10/26/06 – Today we made a long trip across the island – from the far West Shore where we are staying to the North Shore famous for its huge surf. We were not going to the North Shore to see the surfers (the sea was flat on the North Shore today) but rather to do some work with Greenpeace on one of the North Shore Beaches.
Meta had pored through the O’ahu events calendar earlier in the week and found an event that Greenpeace was holding to clean up a beach with the help of Greenpeace ship crew and volunteers.
We stayed up late the night before and the family was not particularly motivated to leave in the morning. But meta persisted and we eventually got on the road by 10 AM and made the hour plus drive to the other side of the island). We arrived at the secluded beach where the work was to be done and were stunned by the amount of debris on the small beach. We quickly learned that the trash (mainly plastic) had come from all over the Pacific – it was drawn by ocean currents and deposited on this beach. There was plastic of all types – ropes, buoys, toothbrushes, plastic containers, car bumpers, boat parts and many other unidentifiable items. We all start in – loading the trash into plastic bags and hauling stuff up the beach for collection.
The Greenpeace coordinators let us know that this garbage came from as far off as Asia (we found some with Korean writing on it) and was released from a huge “trash vortex” (http://oceans.greenpeace.org/en/our-oceans/pollution/trash-vortex) out in the Pacific. Every once in a while some of the trash from the vortex peels off and ends up on the windward side of O’ahu (and other Islands). The Greenpeace vessel was touring several of the locations and also headed to the vortex. They were cleaning up the beach and documenting what they found there.

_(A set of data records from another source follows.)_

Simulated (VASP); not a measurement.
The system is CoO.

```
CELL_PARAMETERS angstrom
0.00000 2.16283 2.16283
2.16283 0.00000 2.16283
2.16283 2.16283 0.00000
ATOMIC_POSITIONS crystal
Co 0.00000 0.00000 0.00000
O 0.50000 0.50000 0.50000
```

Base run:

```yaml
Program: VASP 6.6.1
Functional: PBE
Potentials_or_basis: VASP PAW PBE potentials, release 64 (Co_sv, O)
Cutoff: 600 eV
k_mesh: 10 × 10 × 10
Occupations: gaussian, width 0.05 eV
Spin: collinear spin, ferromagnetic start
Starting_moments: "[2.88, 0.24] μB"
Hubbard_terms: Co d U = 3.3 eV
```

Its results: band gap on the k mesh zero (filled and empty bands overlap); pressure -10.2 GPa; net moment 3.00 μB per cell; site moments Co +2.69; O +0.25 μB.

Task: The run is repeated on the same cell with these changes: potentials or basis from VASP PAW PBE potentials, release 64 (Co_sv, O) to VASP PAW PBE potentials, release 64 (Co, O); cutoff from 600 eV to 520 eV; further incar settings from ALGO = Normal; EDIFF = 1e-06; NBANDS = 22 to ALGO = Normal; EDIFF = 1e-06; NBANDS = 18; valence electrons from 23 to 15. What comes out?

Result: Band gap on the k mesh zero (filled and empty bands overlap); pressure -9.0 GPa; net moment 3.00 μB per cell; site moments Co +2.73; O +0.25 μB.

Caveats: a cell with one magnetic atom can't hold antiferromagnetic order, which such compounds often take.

We spent a few hours on the beach cleaning up. By early afternoon we had a massive pile of trash along with a bunch of golf balls that w3ere collected from the surf (the beach had a golf driving range right behind it). Caleb and Anna helped out by creating a big sign in the sand with the golf balls that spelled out “Trash”. They took pictures and video and they interviewed each family member (even Anna). The Greenpeace crew members were from all over the world – Holland, Fiji, Germany, Armenia, New Zealand and many other places. WE even met the Deputy Director for the US – Bill Richardson, (http://members.greenpeace.org/blog/billy_rich/) who had been on a project at sea for 5 weeks. They were all clearly very committed and motivated people with a genuine care for the future of our planet.
Everyone we met was very friendly and they were somewhat surprised were not locals to Hawaii (what would tourist be doing out cleaning up the beaches?). I think that they (and many others we have encountered) were intrigued by a family traveling the World together.
It felt good to give back a little rather than just sitting on the beach getting a tan (although we are doing plenty of that as well).